Department store Santas are disturbing enough; can you imagine the MEST-scarring trauma of a Scientology Santa? "Well, Jimmy, your free personality test indicates that Santa will bring you EVERYTHING YOU WANT FOR THE REST OF ETERNITY if you'll just stuff these copies of Dianetics in your parents' stockings...."
In Hubbard's holiday homily, note his characteristic replacement of wishy-washy "love" with manly paranoid "trust." That was the true meaning of Christmas 2001, all right: No telepathic mind control, no peace!

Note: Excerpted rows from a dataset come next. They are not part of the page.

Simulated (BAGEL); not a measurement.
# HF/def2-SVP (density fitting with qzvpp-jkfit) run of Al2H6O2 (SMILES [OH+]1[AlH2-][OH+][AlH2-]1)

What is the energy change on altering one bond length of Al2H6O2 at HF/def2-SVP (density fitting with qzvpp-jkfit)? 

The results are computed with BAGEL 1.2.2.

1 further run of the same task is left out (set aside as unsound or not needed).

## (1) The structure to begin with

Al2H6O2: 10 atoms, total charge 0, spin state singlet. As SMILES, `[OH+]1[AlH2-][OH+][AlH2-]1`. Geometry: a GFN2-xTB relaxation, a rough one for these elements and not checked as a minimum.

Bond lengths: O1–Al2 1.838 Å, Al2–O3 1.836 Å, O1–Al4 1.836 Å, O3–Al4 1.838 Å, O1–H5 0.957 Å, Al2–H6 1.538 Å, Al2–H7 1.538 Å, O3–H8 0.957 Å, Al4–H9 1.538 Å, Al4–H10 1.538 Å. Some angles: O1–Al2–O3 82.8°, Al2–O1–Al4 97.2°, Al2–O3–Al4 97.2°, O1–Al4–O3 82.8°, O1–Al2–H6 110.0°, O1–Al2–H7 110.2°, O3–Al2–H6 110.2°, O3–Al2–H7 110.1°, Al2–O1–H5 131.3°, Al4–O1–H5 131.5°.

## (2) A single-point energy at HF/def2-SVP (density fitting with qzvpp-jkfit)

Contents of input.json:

The nicest sights were at the Getty Museum's Devices of Wonder exhibition. Gadgets through the ages isn't that novel a curatorial idea, but not many curators get to plunge fist-first into Getty-sized pockets: a Chardin, for example, is casually thrown on as illustrative spice....
As usual in high-concept historical surveys, the contemporary work included seems an ill-advised afterthought. I'm not even sure what they were afterthinking: our investment-oriented rhetoric-privileging high art world pointedly shares neither intent nor craft with infotainment manufacturers. Better to just borrow a corner of the Exploratorium, or fill a plastic tub with boing-boing-ed swag.
On the other hand, the Joseph Cornell boxes fit right in, especially the knock-down twist-around pick-me-up gorgeous "Beehive (Thimble Forest)" -- with silver bells/boughs sadly frozen, though, by the conflict typical of such exhibitions: the fine art museum relies on preservation whereas the artifact relies on manipulation, and they compromise in mere display. Perhaps deep pockets somewhere sometime might be persuaded to provide replicas in the gift shop...?
. . . 2002-01-31 |
Timing is everything except for what size is
My favorite single comment from the decades-long circumcision debate is the guy who said "But if I was any more sensitive, I'd faint!"
Following a mental track laid down by Spike, I'm moved to do my bit to draw attention to dutchbint's splendid practical joke:
"Here's how it works: when you hit a website, the referer field contains the URL to the site you came from. So if you arrived here by clicking a link on http://www.arse.com/, your referer info will say http://www.arse.com/. But, suppose you've just searched Google for cuntbusters, and you've clicked the result for dutchbint.org. Then, your referer info will say http://www.google.com/search?q=cuntbusters&hl=en&safe=off&start=10&sa=N. The script checks to see if certain words (like fuck, cunt, ejaculation, orgasm, naked etc.) are present in the referer field. If it finds any of those words, it will redirect you to aforementioned Online Decency Compliance page."A technique which, I think, would've spread like wildfire had it not been unveiled in early September 2001.